This is kind of a repost, someone was extemely helpful in getting me
code but it was for 6800 assembler.......

Here is what I got.

My motorcycle has an output voltage on the gear position sensor as
follows;
1st gear = 1.782v
2nd gear = 2.242v
3rd gear = 2.960v
4th gear = 3.630v
5th gear = 4.310v
6th gear = 4.660v
Neutral = 5.000v

I am awaiting a PIC16F873A and programming board, that should arrive
soon.

What would the code be in order to take the voltage on an analog input
and convert it to the pinouts on the output side to display my various
numbers on a 7 segment LED display. I currently program in VBA so
understand the logic, jsut not sure about the specific syntaxes and
such.

Just like the link below, however I am only going to use a 7-segment
for simplicity. Maybe later I will try a 15 segment. I also will have
no reverse input and no button to reprogram as I am going to make the
code accept a reange of voltage for a given gear.

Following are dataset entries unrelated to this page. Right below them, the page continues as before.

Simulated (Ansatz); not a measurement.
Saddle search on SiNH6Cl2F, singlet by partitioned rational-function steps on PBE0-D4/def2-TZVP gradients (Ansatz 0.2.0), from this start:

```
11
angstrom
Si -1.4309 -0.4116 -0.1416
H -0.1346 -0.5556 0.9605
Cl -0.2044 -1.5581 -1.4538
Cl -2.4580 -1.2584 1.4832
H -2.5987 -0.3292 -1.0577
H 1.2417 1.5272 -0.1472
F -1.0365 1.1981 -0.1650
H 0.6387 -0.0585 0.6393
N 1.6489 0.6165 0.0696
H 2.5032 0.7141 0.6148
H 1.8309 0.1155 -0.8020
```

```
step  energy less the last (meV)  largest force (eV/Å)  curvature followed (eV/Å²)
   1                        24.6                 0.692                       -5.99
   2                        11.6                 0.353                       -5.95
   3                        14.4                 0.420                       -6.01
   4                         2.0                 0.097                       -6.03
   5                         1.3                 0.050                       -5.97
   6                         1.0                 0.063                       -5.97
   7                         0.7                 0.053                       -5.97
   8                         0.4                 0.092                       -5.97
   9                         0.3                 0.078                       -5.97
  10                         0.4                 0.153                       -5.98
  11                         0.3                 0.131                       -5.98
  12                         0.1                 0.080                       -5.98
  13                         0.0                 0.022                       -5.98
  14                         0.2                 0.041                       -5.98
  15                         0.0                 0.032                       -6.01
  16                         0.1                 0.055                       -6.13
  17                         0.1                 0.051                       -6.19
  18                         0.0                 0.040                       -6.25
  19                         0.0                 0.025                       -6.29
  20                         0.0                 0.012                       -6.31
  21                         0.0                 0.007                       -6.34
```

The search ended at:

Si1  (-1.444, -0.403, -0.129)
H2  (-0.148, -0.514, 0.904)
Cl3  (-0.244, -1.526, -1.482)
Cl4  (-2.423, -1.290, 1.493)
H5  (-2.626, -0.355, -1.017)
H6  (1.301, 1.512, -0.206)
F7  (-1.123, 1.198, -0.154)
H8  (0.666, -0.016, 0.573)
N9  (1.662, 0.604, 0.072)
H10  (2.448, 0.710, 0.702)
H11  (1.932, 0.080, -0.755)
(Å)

http://www.sportdevices.com/gearindi...schematics.htm

Any help would be appreciated, as I am quit new to this.
 
B

Byron A Jeff

Jan 1, 1970
0
My motorcycle has an output voltage on the gear position sensor as
[Analog voltages snipped]
I am awaiting a PIC16F873A and programming board, that should arrive
soon.

What kind of programmer did you get? Where did you pick up your
parts? If you have an ongoing relationship with PIC style parts then
Glitchbusters is a good reasource. Randy Jones is a good guy with
good prices. You can find him at http://www.glitchbuster.com
What would the code be in order to take the voltage on an analog input
and convert it to the pinouts on the output side to display my various
numbers on a 7 segment LED display. I currently program in VBA so
understand the logic, jsut not sure about the specific syntaxes and
such.

I have a piece of code that has many of the elements that you need.
It's a sunrise/sunset outdoor light controller with a pot/switch
input interface and a 7 segment LED display. So it has code elements
for setting and reading the ADC, converting hex to 7 segment and
managing multiple displays. You can find it here in my projects
section of my PIC page:

http://www.finitesite.com/d3jsys/index.html#PROJECTS

One additional piece of advise that I have for you is to take some
time and learn how to use the linker. My code was written in absolute
assembler several years ago. Relocatable code is easier to write and
manage. But it does take a bit of reading to get started. Take a read
of the MChip tutorial on its linker while you wait for your stuff:

http://www.engj.ulst.ac.uk/sidk/PIC/mplink_tut.pdf

Hope these resources help.

BAJ
 
J

John Popelish

Jan 1, 1970
0
This is kind of a repost, someone was extemely helpful in getting me
code but it was for 6800 assembler.......

Here is what I got.

My motorcycle has an output voltage on the gear position sensor as
follows;
1st gear = 1.782v
2nd gear = 2.242v
3rd gear = 2.960v
4th gear = 3.630v
5th gear = 4.310v
6th gear = 4.660v
Neutral = 5.000v

I am awaiting a PIC16F873A and programming board, that should arrive
soon.

What would the code be in order to take the voltage on an analog input
and convert it to the pinouts on the output side to display my various
numbers on a 7 segment LED display. I currently program in VBA so
understand the logic, jsut not sure about the specific syntaxes and
such.

Just like the link below, however I am only going to use a 7-segment
for simplicity. Maybe later I will try a 15 segment. I also will have
no reverse input and no button to reprogram as I am going to make the
code accept a reange of voltage for a given gear.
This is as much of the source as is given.